This series highlights working artists currently on staff at the Frye Art Museum. The Frye has a wealth of talented Seattle-based artists working under its roof in many different capacities, each with their own dedicated arts practice outside of their work at the museum. Facilitated and written by Alexis L. Silva, Curatorial Assistant, this series is meant to highlight and celebrate these individuals, showcasing their amazing work and arts practices.
By Alexis L. Silva
I remember when I first realized I wanted to be involved in the arts. I was about 9 years old, and I begged my mother for a plastic reusable camera from the 99-cent store. She was so reluctant in purchasing it, as she knew I would run through the rolls of film like nobody’s business. Our first-generation immigrant, lower-middle-class lifestyle didn’t have room for an artist in its midst. But she finally caved, and 18 years later, here I am.

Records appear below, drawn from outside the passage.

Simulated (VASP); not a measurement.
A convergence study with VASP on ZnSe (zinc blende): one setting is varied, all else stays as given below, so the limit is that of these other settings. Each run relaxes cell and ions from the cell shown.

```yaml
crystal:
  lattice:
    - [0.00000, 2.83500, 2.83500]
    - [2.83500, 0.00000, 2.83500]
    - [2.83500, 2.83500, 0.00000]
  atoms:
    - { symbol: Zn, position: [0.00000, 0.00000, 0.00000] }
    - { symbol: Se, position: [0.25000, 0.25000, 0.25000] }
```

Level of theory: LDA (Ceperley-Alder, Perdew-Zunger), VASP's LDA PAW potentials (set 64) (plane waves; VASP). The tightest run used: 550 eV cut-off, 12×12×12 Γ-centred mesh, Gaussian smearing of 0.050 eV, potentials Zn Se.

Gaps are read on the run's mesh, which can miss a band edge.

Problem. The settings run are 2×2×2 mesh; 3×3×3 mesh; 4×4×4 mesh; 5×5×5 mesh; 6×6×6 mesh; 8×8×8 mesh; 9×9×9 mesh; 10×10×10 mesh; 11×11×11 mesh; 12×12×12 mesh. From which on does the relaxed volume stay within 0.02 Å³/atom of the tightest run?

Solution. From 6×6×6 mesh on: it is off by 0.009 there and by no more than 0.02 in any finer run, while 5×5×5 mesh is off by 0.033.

Every artist’s trajectory is different. It starts early or it starts late, it goes on forever or it is short lived. No matter what the road may bring, each experience and practice enriches the art ecosystem in which it exists in. I sat down with Ken Kelly, a local Seattle painter whose presence in the Seattle arts community is not one to be ignored. From winning the Betty Bowen Award and being a finalist for the Neddy Artist Award, to selling out shows in New York and Los Angeles, Ken’s artistic achievements are numerous. You can find his works in local collections such as the Henry Art Gallery, Seattle Art Museum, Tacoma Art Museum, the Microsoft corporate collection, and more. Ken is the Frye’s beloved Lead Preparator and has been with the museum for over 13 years. Getting to chat with him about his practice and life was such an honor—here’s to more Ken Kelly’s in the world!
The following has been edited for length and clarity.
Tell us about your background. Have you always lived in Seattle?
I am originally from Magnolia, Arkansas, and grew up in Georgia and Greenville, Alabama. I went to the University of Georgia where I received my BFA in Drawing and Painting, and then I attended the University of Arizona for my MFA. I hated it so I dropped out and moved to Seattle in 1981. I moved here for a boy, but mostly dropped out of grad school because I realized that it was a dead end. When I moved to Seattle, I was working in an ancient technology known as typesetting. Everybody on the planet can do it now on their personal computer, but at the time, everything printed was typeset. And then, in the mid to late eighties, I got an adjunct teaching job at Cornish College of the Arts teaching drawing and painting. Most places you had to have tenure and you must have an MFA, but Cornish didn’t require it at the time. There was an interim period of several years where I was supporting myself painting, and that was the best job I ever had. That kind of started fading as it tends to do, and I went back to Cornish for another couple of years.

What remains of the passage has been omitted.